A: No, conspiracy theories are all wrong for many reasons. It's true that some corporate leaders lie and steal, and that some government officials — including the President — initiate secret actions and then try (and usually fail) to keep them out of the newspapers. But those activities are not what is meant by a conspiracy theory, most of which involve an imagined small group of people secretly plotting to gain or retain control of the government through illegal means.
Q: Then how do they rule?
A: That's a complicated story, but the short answer is through lobbying, open and direct involvement in general policy planning on the big issues, participation (in large part through campaign donations) in political campaigns and elections, and through appointments to key decision-making positions in government.
Q: Are you saying that elections don't matter?
A: No, but they usually matter a lot less than they could, and a lot less in America than they do in other industrialized democracies. That's because of the nature of the electoral rules and the unique history of the South.
Q: Does social science research have anything useful to say about making progressive social change more effective?
A: Yes, it does, but few if any people pay much attention to that research.

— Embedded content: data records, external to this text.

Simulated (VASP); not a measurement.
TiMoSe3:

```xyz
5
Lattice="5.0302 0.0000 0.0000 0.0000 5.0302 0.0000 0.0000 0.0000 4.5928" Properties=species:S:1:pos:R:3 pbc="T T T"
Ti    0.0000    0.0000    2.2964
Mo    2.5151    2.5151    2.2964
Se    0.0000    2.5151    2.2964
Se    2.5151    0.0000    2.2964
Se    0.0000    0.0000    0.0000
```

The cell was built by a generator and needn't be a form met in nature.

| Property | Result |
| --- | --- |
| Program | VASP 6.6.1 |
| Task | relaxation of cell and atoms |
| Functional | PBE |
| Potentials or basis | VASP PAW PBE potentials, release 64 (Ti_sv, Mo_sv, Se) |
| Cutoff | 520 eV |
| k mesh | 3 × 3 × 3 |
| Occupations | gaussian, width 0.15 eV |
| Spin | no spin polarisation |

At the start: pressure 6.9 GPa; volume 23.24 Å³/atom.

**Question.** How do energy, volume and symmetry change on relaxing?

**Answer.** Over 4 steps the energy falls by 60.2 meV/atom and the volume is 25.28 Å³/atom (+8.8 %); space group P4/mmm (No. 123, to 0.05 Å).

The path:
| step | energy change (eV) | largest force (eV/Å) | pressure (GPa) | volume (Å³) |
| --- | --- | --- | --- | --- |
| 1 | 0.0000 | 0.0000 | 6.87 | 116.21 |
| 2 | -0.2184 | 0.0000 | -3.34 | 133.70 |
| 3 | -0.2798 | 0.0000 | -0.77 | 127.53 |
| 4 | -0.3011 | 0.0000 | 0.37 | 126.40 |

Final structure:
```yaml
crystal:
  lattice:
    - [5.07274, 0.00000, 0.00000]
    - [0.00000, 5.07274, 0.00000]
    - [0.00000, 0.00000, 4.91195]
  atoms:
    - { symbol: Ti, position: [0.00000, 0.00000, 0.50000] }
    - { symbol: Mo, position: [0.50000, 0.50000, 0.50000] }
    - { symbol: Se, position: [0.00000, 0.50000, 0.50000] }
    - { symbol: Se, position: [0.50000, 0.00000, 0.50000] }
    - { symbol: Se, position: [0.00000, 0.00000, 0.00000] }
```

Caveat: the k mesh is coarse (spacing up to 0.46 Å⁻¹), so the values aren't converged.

(Score: 4, Interesting) by VLM on Tuesday October 13 2015, @02:06PM
Its a weird form of wealth tax. An extortion racket, basically. Its just not run by IRS accountants, that's all.
You can have very weird conversations with populists and democracy LARPers along the lines of the USA already having a modest progressive nationwide wealth tax its just the money all goes to ad agencies and TV broadcasters not directly to the treasury. Indirectly a "large fraction" of the donations get captured by the IRS just one hop away; this makes the effective revenue of the "election tax" lower than you'd think, but hardly zero.
There is the broken window fallacy that wasting labor and capital money on selecting one of two pre-selected morons to do the bidding of those who hired them regardless of who wins is a waste compared to spending the money on something else; the fact of the matter is we need $X million of bread and circuses so even that doesn't apply.
As a culture jamming strategy, "the 99%" should troll the 0.000001% into donating more money by answering every single poll as "i donno yet". It might be the only way the economy will ever get significant money out of those greedy bastards.
(Score: 3, Insightful) by nitehawk214 on Tuesday October 13 2015, @02:23PM
It's not socialism if the money does not go to help anyone that actually matters. It is a bureaucracy, where the media is part of the system and needs their palms greased if you want a hope of winning a national election.
"Don't you ever miss the days when you used to be nostalgic?" -Loiosh
(Score: 2) by VLM on Tuesday October 13 2015, @02:56PM
I guess it all depends on how you define who actually matters. With the exception of a few donors, its a wealth transfer from megarich to small(er) businessmen, more or less. On the theory that anything not too immoral or unethical that reduces income and wealth inequality is inherently good for a society, the result should be net improvement. On the other hand if "people who matter" is defined narrow enough then I agree under that additional criteria it would be pretty much useless.
(Score: 2, Interesting) by nitehawk214 on Tuesday October 13 2015, @03:49PM
Except it is more like a transfer to the "Political Ruling Class", who then enact taxes and laws that direct public funds into the hands of the megarich. In the end the bureaucracy exists only to serve itself and results in more money sucked out of the rest of us.
Much like the Orwell's "Everyone is equal... but some are more equal than others."
"Don't you ever miss the days when you used to be nostalgic?" -Loiosh
(Score: 2) by VLM on Tuesday October 13 2015, @04:20PM
I don't think we disagree although we're obviously looking from different directions and scales.
(Score: 1) by nitehawk214 on Wednesday October 14 2015, @04:38PM
That is for sure.
Usually I am of the mind "don't complain unless you have a solution to fix it"... but this time, I really have nothing.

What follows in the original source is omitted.